Meanwhile, the DOD is using Special Forces, including SEALS, in coordination with local law enforcement, to “train” in American cities. Can anyone say “Posse Comitatus?”
Naturally, it would never occur to our beacons of brilliance inside the beltway to use the same forces to take control of our own borders. The Israelis have a fence credited with slashing terror attacks in their country by 95%, but they’ve had to endure worldwide accusations of racism. Certainly we need to avoid that wicked word at any costs, so bring on the orphans.

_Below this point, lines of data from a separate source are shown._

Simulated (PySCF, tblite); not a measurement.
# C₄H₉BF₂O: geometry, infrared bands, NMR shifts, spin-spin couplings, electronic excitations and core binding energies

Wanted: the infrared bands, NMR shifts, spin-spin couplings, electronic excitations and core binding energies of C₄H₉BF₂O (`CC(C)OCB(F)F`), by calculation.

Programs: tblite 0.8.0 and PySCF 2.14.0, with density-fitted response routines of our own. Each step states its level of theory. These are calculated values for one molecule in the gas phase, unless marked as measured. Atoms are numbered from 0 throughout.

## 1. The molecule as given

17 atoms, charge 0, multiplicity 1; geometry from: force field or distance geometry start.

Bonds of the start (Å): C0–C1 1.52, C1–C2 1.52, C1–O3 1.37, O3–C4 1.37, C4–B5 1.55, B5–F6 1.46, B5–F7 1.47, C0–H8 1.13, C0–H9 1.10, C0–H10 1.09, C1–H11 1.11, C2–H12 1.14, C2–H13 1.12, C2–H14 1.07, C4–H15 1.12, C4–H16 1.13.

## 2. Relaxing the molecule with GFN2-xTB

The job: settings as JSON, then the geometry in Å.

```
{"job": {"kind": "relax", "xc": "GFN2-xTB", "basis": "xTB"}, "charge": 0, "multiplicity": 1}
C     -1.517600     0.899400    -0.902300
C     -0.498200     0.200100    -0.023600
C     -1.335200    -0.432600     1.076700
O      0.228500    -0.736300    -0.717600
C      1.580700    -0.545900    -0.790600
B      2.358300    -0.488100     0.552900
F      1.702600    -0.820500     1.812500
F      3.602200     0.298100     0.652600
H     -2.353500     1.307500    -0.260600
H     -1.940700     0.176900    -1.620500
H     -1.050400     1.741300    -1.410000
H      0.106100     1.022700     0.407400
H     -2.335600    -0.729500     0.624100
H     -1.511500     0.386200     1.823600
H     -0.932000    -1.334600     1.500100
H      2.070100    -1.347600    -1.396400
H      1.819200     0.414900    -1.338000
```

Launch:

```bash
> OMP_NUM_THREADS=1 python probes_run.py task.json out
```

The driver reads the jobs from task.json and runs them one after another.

DHS Secretary: ‘Thousands’ of Unaccompanied Children Still Crossing Into U.S.March 27, 2015 – 9:30 AM
(CNSNews.com) – Unaccompanied children crossing the southern border into the United States still number in the thousands, probably the tens of thousands, even though the percentages are lower, Homeland Security Secretary Jeh Johnson told Congress on Thursday.
“For the kids, unaccompanied kids, it’s running about 40 percent lower,” Johnson said. “I hope it stays that way, but we have to be prepared in the event it doesn’t.”
Rep. Henry Cuellar (D-Texas) said he’s happy the percentages are down, but he pressed Johnson to give him the “total numbers.”
“Last year, 2014, the total number including the Mexican UACs (unaccompanied children), I believe, was 68,000,” Johnson replied. “If you take out the — and I’m doing this from memory now. If you take out the Mexican children, I believe the total number was about 58,000. I suspect, if it stays at the current rate, will come in at around 40 percent, 60 percent of 68,000, whatever that number is.”
(Forty percent would be 27,200; 60 percent would be 40,800.)
“So you’re still talking about — and percentages are lower, but you’re still talking about…
“Thousands of people, yes,” Johnson said.
“Yes, yes, thousands…” Cuellar echoed.
Cuellar rounded the number of unaccompanied children expected to enter the U.S. this year to “30,000 individuals, or maybe less than 30,000. It’s still a lot,” the congressman noted.
Johnson said in February 2015, 2,395 unaccompanied children (UAC) were apprehended at the southern border compared with 4,845 in February 2014.
“My educated guess about March (2015) is that March will be higher, probably to around the 2,600 or 2,700 level,” Johnson said.
Johnson said the 2,600-2,700 estimate is well below the 7,176 unaccompanied children who crossed the southern border in March 2014; and he said the number for January 2015 — 2,121 — is “actually the lowest monthly number we’ve had in quite a while.”
Cuellar asked Johnson if those numbers include “family units” as well.
“No, that’s a different number,” Johnson said.
“Right, which means that you got unaccompanied kids and then the kids that come in with family units, that’s another number. Can you give us roughly what are the (family) numbers for F.Y. ’15?
“When we talk about family units, we’re talking about individuals in family units,” Johnson explained. “For January, it was a total of 1,622. January 2014 was 22,286. February 2015 it was 2,043. February 2014 was 3,281.
“And then the numbers last year — like the numbers for the unaccompanied kids — reached their peaks in the months of May and June. The high was 16,330 in June 2014. The high for the unaccompanied kids was June 2014, that was 10,620.”
“It’s still thousands of kids and family units are still coming in,” Cuellar noted.
Earlier in the hearing, Johnson said, “This is the time of year” that illegal aliens — both children and family units — “if they’re going to creep up, they’re going to creep up right now.”
President Obama’s Fiscal Year 2016 budget request for the Department of Homeland Security is $41.2 billion, around $1.7 billion more than last year. That includes $3.3 billion to deter illegal entry into the United States, with full funding for the 34,040 detention beds, as required by law.
Johnson testified Thursday before the House Committee on Appropriations Subcommittee on Homeland Security.